Top Economic Risks For The Fourth Quarter

The month that just ended was billed as the “September to Remember.” Significant events in a number of countries were on the docket; the outcomes were expected to have important influences on the global economy.

Unfortunately, we entered October without much clarity on any of the critical fronts. A series of tail risks remains on the horizon. The following is a discussion of the most important focal points as we settle into the fourth quarter.

The U.S. fiscal situation is as muddied as ever. Congress did pass a continuing spending resolution on September 30 that funds government through early December. That defers the prospect of a government shutdown, but little else has been resolved.

The Democratic caucus is deeply divided over how aggressive to be with long-term fiscal plans. A spending outline can pass with a bare minimum of votes through the reconciliation process, but the majority is working with a razor thin margin. To placate both centrists and progressives, the price tag of the legislation is falling, but the path to passage is still rocky. The fate of the $1.2 trillion infrastructure bill, which has bipartisan support, has been caught in the political maelstrom.

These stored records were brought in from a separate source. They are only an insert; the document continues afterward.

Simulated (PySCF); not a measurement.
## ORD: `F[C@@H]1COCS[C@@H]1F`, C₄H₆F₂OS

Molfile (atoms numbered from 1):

As always, there is plenty of fuzzy math surrounding the budget proposal. Proponents have offered very generous assumptions for the incremental growth and tax revenue that will be generated by various initiatives. The Congressional Budget Office (CBO) and the Committee for a Responsible Federal Budget have cast doubt over White House calculations. The situation is very similar to the one surrounding the 2017 tax cuts, which were also passed through reconciliation.

The “scoring” of the expenditures will determine the size of potential tax increases that may be included in the bill. For now, we are enduring a great degree of uncertainty around the trajectories of spending and taxes, which is not helpful to economic activity.